THE ARCHITECT OF TRANSFORMATION.
The Professional Narrative (The “Now”)
I am a Product Leader who still speaks “Code.” In a world of theoretical strategists, I am a builder. My career has been defined by a refusal to choose between technical execution and business strategy. I believe the best products are born when leadership understands the constraints of the code and the demands of the balance sheet.
From Startups to the S&P 500. I have navigated the complexities of massive ecosystems, architecting identity backbones for 1.8 million users at S&P Global and optimizing GovTech services for the City of Calgary. But my edge comes from the trenches of 0-to-1 ventures. This duality allows me to bring “Startup Velocity” to enterprise teams and “Enterprise Stability” to chaotic startups.
The AI Reality. Today, I am focused on operationalizing Generative AI. I don’t just talk about “AI Strategy”; I build RAG pipelines and “Vibe Code” my own prototypes to test what is real. I help organizations move beyond the hype to build revenue-generating intelligence.
The Origin Story: Trial by Fire
This is the story of how a business student became a technical architect.
The Accidental Engineer (Frendeal) I never planned to be in IT; I was a business student. But in college, I co-founded Frendeal, a hyper-local daily deals platform. The idea was validated, but we had a problem: we couldn’t afford developers. So, I taught myself the entire stack—from configuring DNS and server hosting to writing the vendor management code to developing web application. We gained traction, but when the team disbanded, I learned my first lesson: Execution matters more than the idea.

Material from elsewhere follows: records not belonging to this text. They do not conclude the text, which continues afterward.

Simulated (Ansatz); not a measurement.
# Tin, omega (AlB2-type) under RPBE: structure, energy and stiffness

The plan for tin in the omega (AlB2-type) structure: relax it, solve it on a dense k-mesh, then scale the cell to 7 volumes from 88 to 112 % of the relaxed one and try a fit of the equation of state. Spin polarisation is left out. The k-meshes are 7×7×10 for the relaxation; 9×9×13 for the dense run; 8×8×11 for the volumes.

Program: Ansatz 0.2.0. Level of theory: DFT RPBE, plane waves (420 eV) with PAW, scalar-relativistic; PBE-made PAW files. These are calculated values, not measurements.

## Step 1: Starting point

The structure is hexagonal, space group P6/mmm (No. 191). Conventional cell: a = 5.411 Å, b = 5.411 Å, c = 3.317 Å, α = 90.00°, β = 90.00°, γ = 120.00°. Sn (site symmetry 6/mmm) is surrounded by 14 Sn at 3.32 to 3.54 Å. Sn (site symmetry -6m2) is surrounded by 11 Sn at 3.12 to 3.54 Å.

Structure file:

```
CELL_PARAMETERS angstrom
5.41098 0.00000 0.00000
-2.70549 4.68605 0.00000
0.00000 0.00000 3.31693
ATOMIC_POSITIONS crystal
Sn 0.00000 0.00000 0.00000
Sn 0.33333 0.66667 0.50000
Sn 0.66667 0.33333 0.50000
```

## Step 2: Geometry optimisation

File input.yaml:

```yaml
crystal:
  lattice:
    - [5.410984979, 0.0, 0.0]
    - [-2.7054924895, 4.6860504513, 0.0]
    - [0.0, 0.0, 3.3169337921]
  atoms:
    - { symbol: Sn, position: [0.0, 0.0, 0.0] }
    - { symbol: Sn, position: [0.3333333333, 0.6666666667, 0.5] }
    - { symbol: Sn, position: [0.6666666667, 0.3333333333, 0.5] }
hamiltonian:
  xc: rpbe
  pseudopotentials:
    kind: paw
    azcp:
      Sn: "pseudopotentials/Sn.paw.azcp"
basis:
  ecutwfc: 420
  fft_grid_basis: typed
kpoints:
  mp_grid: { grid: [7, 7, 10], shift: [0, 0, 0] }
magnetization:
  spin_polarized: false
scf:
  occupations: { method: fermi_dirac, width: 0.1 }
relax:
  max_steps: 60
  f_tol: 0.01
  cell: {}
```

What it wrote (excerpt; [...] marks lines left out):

The First “CTO” Role (SETU) My tenure with the SETU Team (our college’s student-run IT unit) was my boot camp in product leadership. I started as a contributor but quickly rose to lead a 9-person engineering team for three years. We weren’t just building homework; we were running the campus digital infrastructure. I architected and delivered a suite of live products:
Operations: An Attendance Management System that digitized manual tracking for the administration.
Engagement: The Student Council Portal that became the central digital hub for campus life.
Real-Time Tech: A Live Cricket Scoreboard (2010) for the SEMCOM Premier League. We built a system to track and broadcast match stats in real-time—years before this was standard on mobile apps. This experience taught me that leadership isn’t just about code; it’s about managing a portfolio of products and unblocking a team of peers.
The Hard Lesson (Istudyapp) My second startup, Istudyapp, was a comprehensive LMS with mobile apps for parents and teachers. We engineered a masterpiece, but we were too early—smartphones hadn’t yet saturated the market, and our pricing strategy missed the mark. We eventually exited via an acquisition by a major educational group in Maharashtra. While the exit was a financial validation, I lost control of the product I loved due to a minority equity stake. That experience left me burned but wiser. It taught me that Great Code dies without Great Strategy.
My Leadership Philosophy: The “Hybrid” Operating Model
I don’t believe in rigid frameworks; I believe in adaptive systems. My leadership style is built to bridge the gap between “Move Fast” (Startup) and “Don’t Break Things” (Enterprise).
The “Translator” Protocol: Misalignment kills products faster than bad code. My primary role is to ensure that Engineering understands the Business “Why,” and that Executives understand the Technical “How.” When everyone speaks the same language, velocity increases automatically.
Outcomes > Output: I do not measure success by the number of features shipped or tickets closed. I measure it by behavior change. Did we reduce support costs? Did we increase retention? If the code doesn’t move a business metric, it’s just digital clutter.
Strong Opinions, Loosely Held: In the face of ambiguity, I lead with conviction to keep the team moving. However, I cultivate a culture where data beats hierarchy. If a junior developer brings data that proves me wrong, we pivot immediately. The goal is to get it right, not to be right.
Psychological Safety is Infrastructure: Innovation requires risk, and risk requires safety. I build teams where “bad news travels faster than good news.” If a team member is afraid to report a blocker or a mistake, that is a leadership failure, not a personnel failure.
Beyond the Screen: The “Optimizer” Mindset
When I’m not architecting product roadmaps, I am a husband and a father to two daughters in Calgary, Alberta.
I don’t just “switch off” my product brain at 5 PM; I apply the same principles of optimization and systems thinking to my life.
The Continuous Learner: Whether it’s deep-diving into latest tech trends, or hacking together a custom utility formula for my rental properties, I am obsessed with how complex systems work.
The First Teacher: Currently, my most important product roadmap is helping my eldest daughter master English and be ready for school. We treat learning like an iterative sprint—constant feedback, small wins, and daily stand-ups (at the dinner table).
The Builder: I believe that if you aren’t building, you’re stagnating. I spend my weekends testing new GenAI tools or helping my wife scale her marketing business, proving that the best way to predict the future is to hack it together yourself.